Overall, the above studies showed variation of spatial and temporal characteristics of lightning activity in tropical cyclones, and indicated the potential of using data from lightning detection network to predict changes of storm intensity and evolution of structure. This study looks more closely at the lightning characteristics of northwest Pacific tropical cyclones during their landfall in China. China is one of the most severely typhoon-affected countries in the world with about seven to eight typhoons making landfall each year. The landfalling typhoons bring not only severe flooding to coastal areas, but also strong winds and storm surge disasters, which cause large fatalities and economic losses. In addition, China has been constructing the national lightning detection network since the 1990s and has now obtained ground-based lightning data for more than one decade. In this work, we use lightning data from a regional lightning detection network in south China, along with storm track and intensity data from the China Meteorological Administration (CMA), to study the characteristics of lightning activity during the periods of landfall (prelandfall, landfall, and postlandfall). We examine the following three fundamental questions: 1) What are the frequency and distribution of lightning in TCs during landfall? 2) What are the differences for lightning activity in TCs before and after landfall? 3) Does eyewall lightning outbreak during the landfall? If so, what are the predictive values for eyewall lightning to TC changes?

2. Data and methods

a. CG lightning data

Lightning activities of 33 tropical cyclones that made landfall in Guangdong province, south China, from 1999 to 2010, were analyzed in this study. The lightning data were from a lightning location system [Guangdong Lightning Location System (GDLLS); Chen et al. 2004], which was put into operation in 1997 in the grid of Guangdong Electric Power Company. The network consists of 16 sensors (Fig. 1) and provides real-time CG lightning locations for the whole area of Guangdong province and its vicinity covered by the combined technique of magnetic direction finding (DF) and time of arrival (TOA). It provides information of date, time, latitude, longitude, peak current, polarity, and number of strokes per flash. Chen et al. (2002) evaluated the performance of GDLLS with the data of recorded lightning faults on transmission lines in 1997–99, and found the DE is as high as 86% and the median LA is about 1.3 km. Comparisons with field studies on artificially triggered lightning in 2007 and 2008, Chen et al. (2010) showed that the LA was 760 m and the DE for flash was 93% at the field site within the network.

Fig. 1.
Fig. 1.

Sensor locations of the lightning location system (GDLLS) of the Guangdong Electric Power Company.

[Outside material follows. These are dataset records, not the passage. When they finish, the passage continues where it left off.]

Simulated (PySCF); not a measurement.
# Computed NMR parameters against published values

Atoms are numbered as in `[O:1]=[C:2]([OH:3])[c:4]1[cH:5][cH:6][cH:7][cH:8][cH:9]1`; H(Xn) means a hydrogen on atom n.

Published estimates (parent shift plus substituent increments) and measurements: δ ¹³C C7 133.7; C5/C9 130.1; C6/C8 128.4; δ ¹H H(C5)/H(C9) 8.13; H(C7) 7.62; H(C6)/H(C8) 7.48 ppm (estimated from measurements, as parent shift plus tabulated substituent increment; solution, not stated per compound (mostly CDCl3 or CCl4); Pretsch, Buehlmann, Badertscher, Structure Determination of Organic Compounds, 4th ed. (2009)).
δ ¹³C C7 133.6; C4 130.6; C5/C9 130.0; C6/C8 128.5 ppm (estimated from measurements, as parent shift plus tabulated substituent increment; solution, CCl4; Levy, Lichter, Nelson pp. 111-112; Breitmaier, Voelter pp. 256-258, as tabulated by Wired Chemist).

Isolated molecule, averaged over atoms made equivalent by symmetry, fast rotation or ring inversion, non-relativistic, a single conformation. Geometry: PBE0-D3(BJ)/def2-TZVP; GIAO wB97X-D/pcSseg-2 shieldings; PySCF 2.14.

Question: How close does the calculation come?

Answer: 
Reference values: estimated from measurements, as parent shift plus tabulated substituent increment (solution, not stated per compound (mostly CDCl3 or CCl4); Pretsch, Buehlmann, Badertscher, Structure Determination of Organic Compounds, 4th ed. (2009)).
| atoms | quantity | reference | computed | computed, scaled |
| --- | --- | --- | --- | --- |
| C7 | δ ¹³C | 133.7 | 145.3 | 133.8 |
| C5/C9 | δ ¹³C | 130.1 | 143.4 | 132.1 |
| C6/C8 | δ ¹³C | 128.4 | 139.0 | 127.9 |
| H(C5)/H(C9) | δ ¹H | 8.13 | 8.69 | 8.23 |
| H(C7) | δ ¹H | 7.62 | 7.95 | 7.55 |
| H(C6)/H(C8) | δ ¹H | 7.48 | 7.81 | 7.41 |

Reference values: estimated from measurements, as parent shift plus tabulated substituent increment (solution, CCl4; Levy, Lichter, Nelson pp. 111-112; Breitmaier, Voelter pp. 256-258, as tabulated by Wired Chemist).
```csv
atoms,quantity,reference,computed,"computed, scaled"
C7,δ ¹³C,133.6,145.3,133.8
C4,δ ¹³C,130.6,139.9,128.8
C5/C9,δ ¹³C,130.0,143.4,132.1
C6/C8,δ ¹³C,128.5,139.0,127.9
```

Citation: Monthly Weather Review 140, 11; 10.1175/MWR-D-11-00347.1

For the purpose of minimizing variation of location error and detection efficiency with distance, range was limited to 400 km away from TC center to at least one sensor in this study. This method was also used by Molinari et al. (1999) in interpreting the time variation of flashes in nine Atlantic basin hurricanes. Although the network provides information on individual strokes that made up a flash, only flashes as a whole were examined in this study. Additionally, small positive discharges with peak currents less than 10 kA were regarded as cloud discharges (Cummins et al. 1998, 2006) and were not included in the dataset. Biagi et al. (2007) found a more updated threshold of 15 kA for cloud discharges; however, there is no unique threshold for classifying a small positive report as a CG stroke and the exact value is still in debate.

b. Tropical cyclone data

The information on TC track and intensity were obtained from the Yearbook of Tropical Cyclone [China Meteorological Administration (CMA) 1999–2010] published by the CMA for 1999–2010. The yearbook gives the 6-hourly intervals data of center latitude, longitude, maximum sustained surface wind speed, and minimum central pressures. Hourly center position and intensity were obtained by spline interpolation. Landfall is defined as the time the center of the eye first crosses the coast. The period of landfall begins when the storm center is 400 km away from at least one sensor in the network, and ends when the center is without 400 km off the network after the landfall. Table 1 lists the 33 TCs examined in this study and the times their centers were within 400 km of at least one sensor of the detection network. Figure 2 shows tracks of the TCs during the periods when lightning data were examined.

Table 1.

List of tropical cyclones examined in this study with their flash rates and the times their centers were within 400 km of the lightning location system (GDLLS) of the Guangdong Electric Power Company.

Table 1.
Fig. 2.
Fig. 2.

Center positions of the 33 tropical cyclones examined in this study for the periods of within 400 km of at least one locating sensor.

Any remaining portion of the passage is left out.